Home is Where the Art is: Artist Seemita Roy talks about her art-filled abode

Artist Seemita Roy literally treats her Kolkata home like a blank canvas, filling it up with her paintings from floor to ceiling
Home is Where the Art is: Artist Seemita Roy talks about her art-filled abode

Is it a gallery? Is it a home? A gallery within a home? 
A home within a gallery? These questions are bound to befuddle you the minute you step into artist Seemita Roy’s first-floor apartment in Kolkata’s leafy Hindustan Park. A home brimming with not one or two, not a dozen, but as many as 51 paintings that cover every inch of the 1,695 sqft space. All were painted by her at various points in time.

Actually, the art starts even before you enter— two large paintings in the lift lobby hold a promise of what lies beyond. Open the door, and the art explosion that greets you more than lives up to that promise. Step into the foyer and a collection of canvases are grouped together in a massive collage. Kolkata, clearly, is Roy’s muse as the canvas-collage tells you all too well. The life and times of the city, its people, its streets, its reigning deity, Durga, are all brought to life on that wall. 

This is just the beginning. Further in, a beautiful antique dining table lined with sketches of Kolkata monuments is ringed by bright lime green chairs. On the wall behind is a giant, larger-than-life canvas of Kolkata’s staple food—fish. Move further ahead into the living area, and you will see all three walls (the fourth wall has French windows opening into the balcony) covered with all manner of art, from floor to ceiling. There are some discernible influences of the great Venetian masters in Roy’s work here, but again, the biggest influence is still the City of Joy.

Roy, who lives in Gurugram but comes over every other month, created this home mainly for her mother. “It was designed keeping in mind her comfort, so I made sure the décor blended with the lifestyle she is used to,” explains Roy.

The furniture, therefore, had to match the style of her mother’s trusty old four-poster bed as well as other prized period pieces. Something she has achieved with great success, especially by dispensing with a regular sofa and placing four Burmah teak armchairs around a low coffee table. And by painting an old chest of drawers a bright shade of emerald green.

The art story continues in the bedrooms as well, especially Roy’s, which is dominated by another huge wall mural in a pleasing shade of peachy coral. A set of portraits in classic European style above the headboard add to the eclectic vibe.

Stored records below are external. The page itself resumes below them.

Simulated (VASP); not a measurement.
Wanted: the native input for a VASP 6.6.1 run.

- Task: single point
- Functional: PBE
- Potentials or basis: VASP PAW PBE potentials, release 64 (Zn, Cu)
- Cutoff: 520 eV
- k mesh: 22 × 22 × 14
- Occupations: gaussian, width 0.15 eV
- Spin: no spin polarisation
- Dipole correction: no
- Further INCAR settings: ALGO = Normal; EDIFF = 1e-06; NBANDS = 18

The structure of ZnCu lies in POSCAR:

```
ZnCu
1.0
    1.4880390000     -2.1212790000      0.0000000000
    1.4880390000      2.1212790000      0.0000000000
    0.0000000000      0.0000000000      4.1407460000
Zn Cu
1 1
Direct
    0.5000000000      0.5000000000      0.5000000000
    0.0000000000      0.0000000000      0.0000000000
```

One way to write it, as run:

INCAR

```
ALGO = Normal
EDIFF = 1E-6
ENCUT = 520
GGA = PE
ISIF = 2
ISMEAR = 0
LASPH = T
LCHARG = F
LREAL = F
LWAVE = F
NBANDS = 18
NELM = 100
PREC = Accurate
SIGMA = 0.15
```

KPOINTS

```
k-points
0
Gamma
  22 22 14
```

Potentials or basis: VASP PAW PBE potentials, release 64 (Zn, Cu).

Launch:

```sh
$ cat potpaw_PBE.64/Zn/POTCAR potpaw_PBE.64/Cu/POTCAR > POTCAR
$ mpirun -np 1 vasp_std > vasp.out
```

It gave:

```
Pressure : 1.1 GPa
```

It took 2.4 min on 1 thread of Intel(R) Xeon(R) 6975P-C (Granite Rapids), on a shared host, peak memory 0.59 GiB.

While this home is an ode to her Bengali roots, Roy’s sprawling Gurugram abode, which she shares with her husband, Samar, is on a completely different scale—a 4,000 sqft apartment in a modern, state-of-the-art building. While all the art there is hers as well, the décor and furniture are mainly European/Scandinavian and “reflects the lifestyle we adopted during our three decades stay in Dubai,” she says. Well, another story for another time? Watch this space.